Physicists must find the Higg's Boson's counterparts to prove supersymmetry

The Large Hadron Collider is hardly done smashing. As you read this, physicists are firing test beams around the Super Proton Synchotron, the accelerator ring just inside the LHC that supplies the main attraction with proton beams. Next year, the LHC itself will be up and running, colliding particles at energies twice that of its first run.

The LHC is just getting started, in a sense. The Higgs boson? After so much anticipation and fanfare, you'd almost think that discovering the Higgs boson was the conclusion of something.

Hardly. The LHC might have revealed the Higgs, but what it didn't find has caused a full-on crisis within particle physics, a disquieting rift between experimental results and theoretical predictions. The Higgs boson should have a family, a whole village of particles linking the two distinct categories comprising the Standard Model of Physics, fermions (which usually make up matter) and bosons (which usually handle forces).

The LHC's first round of experiments found nothing of the sort, however: just the Higgs. This calls into question one of the most hopeful, and seemingly necessary proposals for New Physics: supersymmetry. A 2013 paper summarizes the anxiety well enough:

The first three years of the LHC experiments at CERN have ended with 'the nightmare scenario': all tests, confirm the Standard Model of Particles so well that theorists must search for new physics without any experimental guidance.

The problem with the Standard Model is that it predicts all particles in the universe to be massless. Basically, existence should consist of energy, nothing more—no dust and gas to gather into galaxies and planets and humans, just radiation.

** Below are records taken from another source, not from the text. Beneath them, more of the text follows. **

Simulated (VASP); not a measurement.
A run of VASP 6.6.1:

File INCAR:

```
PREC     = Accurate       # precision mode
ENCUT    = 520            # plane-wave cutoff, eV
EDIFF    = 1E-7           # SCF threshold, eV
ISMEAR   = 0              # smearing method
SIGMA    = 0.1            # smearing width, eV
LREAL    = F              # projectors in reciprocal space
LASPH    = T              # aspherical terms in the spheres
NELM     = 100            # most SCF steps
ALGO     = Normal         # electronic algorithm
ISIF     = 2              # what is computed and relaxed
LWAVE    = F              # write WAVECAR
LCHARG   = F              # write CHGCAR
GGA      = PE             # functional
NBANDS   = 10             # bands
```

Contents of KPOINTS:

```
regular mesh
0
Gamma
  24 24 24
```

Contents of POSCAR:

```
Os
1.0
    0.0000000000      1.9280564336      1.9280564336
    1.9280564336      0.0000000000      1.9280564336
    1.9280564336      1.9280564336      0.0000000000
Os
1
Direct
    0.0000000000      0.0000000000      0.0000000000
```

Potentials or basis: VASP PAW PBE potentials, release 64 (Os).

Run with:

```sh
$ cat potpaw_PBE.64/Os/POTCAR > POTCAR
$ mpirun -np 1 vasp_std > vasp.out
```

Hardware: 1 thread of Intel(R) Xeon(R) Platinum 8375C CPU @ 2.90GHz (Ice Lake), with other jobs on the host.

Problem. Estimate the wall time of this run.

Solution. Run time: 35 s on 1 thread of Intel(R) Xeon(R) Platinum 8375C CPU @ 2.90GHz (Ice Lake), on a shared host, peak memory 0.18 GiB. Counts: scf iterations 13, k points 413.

This is obviously not the case, and so the Standard Model is not the case. It's more a framework of convenience until we find the next thing. And the next thing was thought to be supersymmetry. Supersymmetry is an enormous principle related to particles and particle interactions that attempts to explain the differences between the four fundamental forces of nature: the electroweak force (particle decay), the strong force (the attraction that holds atomic nuclei together), electromagnetism (electricity, light, chemistry, most everything conjured by the word "force," save for gravity), and gravity.

The Standard Model:

The strengths of each of these forces are so different from each other that it's almost impossible to fathom. These differences are manifested only at the very low energies/temperatures that particles experience today; in the superheated mess of the very early universe, in which no particles had mass, there would have just been a single unified force. A simple realm, but hardly fit for life.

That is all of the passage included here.